If there already existed a focus on leveling alts over the end-game grind, the legacy system only zeroes in on that focus. Not only is there a base draw to see the other class storylines, but now the player whose focus was primarily end-game, pretty much has to level alts in order to unlock all the special buffs via the legacy system. This system is brilliant in that it entices both of the main play-styles. The alt-maker now feels vindicated in making multiple players and splitting his or her focus because it will be of benefit in the end. The single-character player must now go back and level alts if not only to strengthen his main by gaining access to all the buffs and upgrades available through Legacy.
Once players get a character to Legacy level, the Legacy window becomes available on the tool-bar. This is where you can track all of the crazy bonuses you’ve unlocked via character completion. The Legacy window includes three main tabs: Family Tree, Global Unlocks, and Coming Soon. The family tree functions as a lineage map for all your characters. Playing into the heavy story and role-playing based focus of this game, the family tree allows you to set the ancestry of your characters, if you wish. This creates a connection between your characters, a connection that you determine and control. Created characters no longer exist within a vacuum, separate from one another as they are in almost any other MMO, as BioWare strives to give players a greater personal connection with what they’ve created. It’s an interesting addition, and I’m anxious to see where they go with it. However, the real meat of the Legacy system is housed in Global Unlocks.
Global Unlocks breaks down further into four pages: Imperial Classes, Republic Classes, Races, and Other. The Imperial and Republic class windows have four sections, one for each class. They display the completion status for each, with special buffs and moves unlocking for various stages of story completion in every class. Each of the classes has a move that can be shared among all characters once unlocked. This means players can gain access to things like the Bounty-Hunter’s flamethrower or the Sith Warrior’s force choke on whatever character they wish, once available. Additionally, they show the completion status for each of the companion’s quest-lines for every character class. If you’re after all the buffs available here, prepare for full-completion for every class, in both factions, and what amounts to an enormous amount of playtime. The Race screen shows which of the races you have a capped character for. Once you’ve reached legacy status with a character of one race, you can now play that specific race for any and every class you play in the future. Other is a miscellaneous collection of buffs that are unlocked based on your Legacy level overall. Legacy level is not tied to a specific character, but is the culmination of all your characters. Some buffs unlock automatically and others, once unlocked, must then be purchased for what are usually enormous amounts of credits. The Legacy system provides a definite money-sink for a game that previously didn’t provide much use for credits. The Coming Soon tab shows a collection of tantalizing rewards that will be released in future updates. It includes upgrades that seek to stream-line gameplay, such as buffs to experience gains, increased affection gained with companions, and general movement speed increases.

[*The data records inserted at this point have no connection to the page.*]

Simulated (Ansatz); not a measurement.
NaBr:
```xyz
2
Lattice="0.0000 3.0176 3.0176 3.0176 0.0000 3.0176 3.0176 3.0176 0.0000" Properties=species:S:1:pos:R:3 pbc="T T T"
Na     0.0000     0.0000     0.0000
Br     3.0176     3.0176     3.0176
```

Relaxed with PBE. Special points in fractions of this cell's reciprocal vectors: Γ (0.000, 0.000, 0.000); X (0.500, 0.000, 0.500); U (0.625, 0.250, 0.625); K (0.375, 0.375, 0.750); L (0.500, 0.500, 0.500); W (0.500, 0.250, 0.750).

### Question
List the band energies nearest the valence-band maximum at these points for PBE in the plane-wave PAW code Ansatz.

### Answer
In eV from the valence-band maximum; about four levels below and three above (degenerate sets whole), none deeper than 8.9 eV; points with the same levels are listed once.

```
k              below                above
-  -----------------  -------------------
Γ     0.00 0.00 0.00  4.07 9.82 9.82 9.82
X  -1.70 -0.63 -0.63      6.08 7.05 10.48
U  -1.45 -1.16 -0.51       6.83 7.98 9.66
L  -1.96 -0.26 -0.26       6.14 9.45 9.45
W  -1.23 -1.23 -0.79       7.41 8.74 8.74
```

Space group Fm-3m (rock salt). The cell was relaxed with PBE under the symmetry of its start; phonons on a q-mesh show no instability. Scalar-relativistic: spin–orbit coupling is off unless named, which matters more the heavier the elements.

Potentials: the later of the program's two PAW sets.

Other additions of note beyond the Legacy system include a customizable UI and some character appearance options. The completely adjustable user interface is a breath of fresh air for me as an MMO player who is obsessed with screen organization. If you’ve ever played a game with a poor UI that can be easily fixed by just sliding some boxes around, you know my pain, and apparently BioWare does too. They’ve also given you the option to sync all your armor, making it the same color and avoiding the obvious, mix-matched look of the leveling character, further catering to OCD players everywhere. What I didn’t see, much to my own personal disappointment, is a dual-spec option which is something this game (as well as almost all MMOs, in my opinion) desperately needs. However, fret not, as BioWare has sworn its coming, they just haven’t said when.
The atmosphere of this game is a double-edged sword, something I simultaneously love and hate. The graphics are fantastic, with fully-formed realistic and unique landscapes, bright but not busy combat, and of course, plentiful quality cinematic sequences. But for what they get right, BioWare gets just as much wrong. While the wilds feel vast and complete, the towns and cities by comparison seem empty, unfinished, and hollow. The usual lack of other players on leveling worlds compared with the meager splattering of NPCs creates empty streets and a cheap illusion of city life. I remember how completely unimpressed I was upon first arriving at the Sith capital, on Dromund Kaas, thinking this is our capital city?Where is everybody? Plus the city itself was, while tall, quite tiny otherwise. It lacked the bustle a city should have, something I’ve seen done quite well in other MMOs, and something that remained unaddressed in the update. However, the capital city isn’t the hub for players anyway, that’s what the fleets are for. Still, even with more players running about, I’ve often found the fleet lacks the social quality that capital cities have in other games. Its nondescript identical hallways and lack of a physical place within a world that is disconnected by space makes it a place I venture to only for the few utilities that are unique to it. It’s not a place I ever linger, not like other cities in other games where I could hang out all day and goof around with my fellow players. And since patch 1.2 adds some of these utilities to your ship itself, there’s less of a reason to go there at all, except to search for instance groups if you’re lacking a guild.
The patch did see a lot of basic bug fixes in both graphics and navigating the game, which helps the immersive quality overall. There were also some cosmetic updates, such as additional speeder models and companion pets.
Overall, this is a fantastic MMO with real staying power in a field where many have fallen, but this recent patch has strengthened some real concerns I have with it. The Legacy system, intriguing as it is rich with opportunity, seems to have a very obvious ulterior purpose. It’s meant to force you to play all the classes, to sift through all the content. This effectively places the game’s greatest strength against it, turning what was a fresh take on questing into more of the same grind that every other MMO is plagued with. For players like myself who simply do not have that kind of time on their hands, this puts a high-end fully-capped character out of reach. Sure, I can cap a character, gear it up and be on par with everyone else, but if I want all the bells and whistles available to my fellow player, I’m going to have to go back, and I’m going to have to play. A lot. And with many more shiny new MMOs and other PC games on the horizon, I feel my interest in this title waning. I was looking over the awesome Legacy system with a friend, and he said something that pretty much sums up this game in total, “Wow, this almost makes me want to play again.” Almost. The legacy system, while a great addition to a very well-made game, will only really benefit the players who were already there, who were already invested in 100% completion. While its temptations may draw in some of us casual players from the fringes, the sheer feat of it is bound to turn others of us away. And turning away we are, apparently, as BioWare is offering obvious incentives for lapsed players’ return, offering me a free baby tauntaun companion pet if I sign up again, as well as letting me play for free for a week in order to see all the new additions. BioWare is also giving away thirty days free play-time for capped active players. While I can’t say enough good things about this MMO—it’s one of the best I’ve played—I worry about its future in this fickle, hyper-competitive field. Yet, BioWare continuously does right by its players, so only time will tell.